It was the mid-80s, in hindsight some of the best years of my life. At Yokota Air Base I was happy to get to work on a host of different Air Force aircraft such as the C-5, UH-1, WC-135, C-9, C-141, T-39 and my favorite—the C-130, or the C-130E “Hercules” to be exact.

One of our “Herc’s” was giving us fits. For almost a year it continued to cause great concern to aircrews when for no apparent reason the airplane’s autopilot would cause it to dramatically pitch up or down. It didn’t happen every flight—the problem would come and go. There were times when it would fly perfectly for two or three weeks before it would startle the hell out of some aircrew again.

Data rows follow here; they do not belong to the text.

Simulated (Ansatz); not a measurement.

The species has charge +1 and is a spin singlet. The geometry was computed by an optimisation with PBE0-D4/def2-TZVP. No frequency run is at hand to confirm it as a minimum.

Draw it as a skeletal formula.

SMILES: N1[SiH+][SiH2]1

Over the course of months we changed every component that could conceivably cause the malfunction. We could never duplicate it on the ground, so all we could do was change a likely component and perform a comprehensive operational check and then let it fly again. Of course after doing that we briefed every aircrew to watch out for a possible “pitching autopilot.” Sure enough we would be out there yet again for the umpteenth time trying figure it out. Like every other time though it always seemed to check out perfectly.

“Swaptronics”

After months of beating ourselves to death on this apparently unfixable automatic flight controls system, out of desperation the branch chief instructed us to swap out the complete autopilot system with another airplane that had a perfectly working autopilot. Towards the end we were made to do this at least three times, but to no avail. We spent another few hundred manhours changing out perfectly good connectors, but what else could we do? We had tried everything, and had done so two, three, four, five times already.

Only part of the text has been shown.